Michael Irwin’s The Skull and the Nightingale is a chilling and deliciously dark, literary novel of manipulation and sex, intrigue and seduction, set in 18th-century England. When Richard Fenwick returns to London, his wealthy godfather, James Gilbert, has an unexpected proposition. Gilbert has led a sedate life in Worcestershire, but feels the urge to experience, even vicariously, the extremes of human feeling: love, passion, and something much more sinister. It becomes apparent that Gilbert desires news filled with tales of carousing, flirtation, excess, and London’s more salacious side. But Gilbert’s elaborate and manipulative “experiments” into the workings of human behavior soon drag Richard into a Faustian vortex of betrayal and danger where lives are ruined and tragedy is only a step away. With echoes of Dangerous Liaisons, Michael Irwin’s The Skull and the Nightingale is an urgent period drama that seduces the senses.
From Booklist
This provocative novel offers a richly detailed look at a filthy eighteenth-century London. Orphaned 23-year-old Richard Fenwick has had his education paid for by his godfather, James Gilbert. Upon returning from a grand tour in Europe, Richard is summoned to the great man’s estate, where he waits anxiously to hear what his responsible but cold godfather’s plans are for him. What Gilbert desires is correspondence from his godson outlining his adventures in London, for it turns out that Gilbert has never allowed himself to give in to his sensual nature and now regrets it. Initially, Richard is only too glad to record his marathon drinking sessions with his boisterous friends and his budding liaison with a glamorous actress. But when he runs into a childhood friend, now married, and feels himself once again drawn to her, he is hesitant to reveal his true feelings to his godfather’s prying eyes. Yet at the same time, he finds himself growing increasingly reckless, so that he has something to write about. This surprisingly dark story of twisted head-games and base instincts is, by turns, troubling and engrossing. --Joanne Wilkinson
Entertainment Weekly
“Evokes Tom Jones, The Crimson Petal and the White, and Les Liaisons Dangereuses. . . . Irwin has crafted a terrific historical novel, and an even better psychological thriller. A-”
Sunday Times (London)
“As Gilbert becomes ever more manipulative, and Fenwick falls in love with another pawn in his patron’s game, Irwin creates an atmospheric portrait of the Georgian world in which this ambivalent rake’s progress takes place.”

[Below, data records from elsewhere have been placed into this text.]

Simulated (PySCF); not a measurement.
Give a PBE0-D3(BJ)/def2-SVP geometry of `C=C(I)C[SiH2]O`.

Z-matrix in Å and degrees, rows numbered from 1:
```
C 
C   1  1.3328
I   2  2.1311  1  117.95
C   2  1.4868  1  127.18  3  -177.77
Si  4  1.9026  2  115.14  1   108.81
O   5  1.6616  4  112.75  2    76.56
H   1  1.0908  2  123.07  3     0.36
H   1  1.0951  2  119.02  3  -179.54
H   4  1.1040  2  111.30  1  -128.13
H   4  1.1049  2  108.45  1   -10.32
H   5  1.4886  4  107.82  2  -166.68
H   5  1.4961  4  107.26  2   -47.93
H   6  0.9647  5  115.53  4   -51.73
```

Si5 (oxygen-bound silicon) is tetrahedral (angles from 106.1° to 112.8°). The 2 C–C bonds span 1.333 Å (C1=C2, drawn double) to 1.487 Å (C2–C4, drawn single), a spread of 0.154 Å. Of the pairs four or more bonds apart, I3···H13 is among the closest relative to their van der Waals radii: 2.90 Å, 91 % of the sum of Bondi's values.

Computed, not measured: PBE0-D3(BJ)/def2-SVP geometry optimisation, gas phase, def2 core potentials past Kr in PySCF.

Kirkus Reviews (starred review)
“Amid Irwin’s spot-on descriptions of 18-century England’s squalor and splendor, the masquerades and dinner parties, this passion play mostly rests between the sheets where Lust lies. . . . Irwin’s secondary characters also fascinate . . . A tale of morals, intriguingly told.”
Jenny Uglow, author of The Lunar Men
“I really admired and enjoyed it. The atmosphere, idiom and characters are great. The plotting is terrific. And I had a genuine shock at the end.”
Jeremy Lewis, author of Shades of Greene: One Generation of an English Family
“Richard Fenwick is a dashing, good-looking rake in the tradition of Boswell, William Hickey, Tom Jones and Roderick Random, and his fast-moving adventures among the pubs and petticoats have a twist in the tail that is startling and well worth waiting for.”
Maria McCann, author of As Meat Loves Salt and The Wilding
“A dark, compelling tale of an eighteenth-century Faustus and his Mephistopheles, which troubles the reader with a growing unease from the start and never slackens pace right up to its disturbing conclusion.”
Library Journal
“This novel of manipulation and seduction evokes Pierre Choderlos de Laclos’s classic Les Liaisons Dangereuses. . . . [and] vividly renders the darker side of the Age of Enlightenment. Readers who like their history served up with conquest and betrayal will enjoy this page-turner.”
From the Back Cover
A man eager to make his fortune . . . A godfather who initiates a dangerous psychological game . . . An extraordinary proposition, one of discovery, pleasure–and pain. When Richard Fenwick, a young man without family or means, returns to London from a Grand Tour of Europe in 1761, his godfather, James Gilbert, has an unexpected proposition. Gilbert has led a sedate life in the country, but now, in his advancing years, he feels the urge to experience, if vicariously, the extremes of human feeling—love and passion, in particular—along with something much more sinister. He asks Richard to serve as his proxy and to write to him of his city adventures, and his ward believes he has no option but to accept.It quickly becomes clear that Gilbert desires correspondence of a titillating nature—tales of carousal, seduction, and excess—and so Richard begins to write of London's more salacious side. For here is an invitation to hedonism and Richard, eager to taste all that a privileged life has to offer, rises to the challenge.But Gilbert's elaborate and manipulative "experiments" into the most intimate workings of human behavior soon drag Richard into a vortex of betrayal, where lives may be ruined and tragedy is only a step away. And when Richard does the unthinkable and falls in love, the stakes are raised and he must make a defining choice. But what sort of man has he by now become?A chilling and deliciously dark tale of manipulation, sex, and seduction, The Skull and the Nightingale combines the intoxication of Perfume, the sensuality of Les Liaisons Dangereuses, and the exquisite detail of The Crimson Petal and the White. This entrancing novel seduces the senses, bringing vividly to life the heady swirl of eighteenth-century London while exploring the darkest passions and instincts that animate us all.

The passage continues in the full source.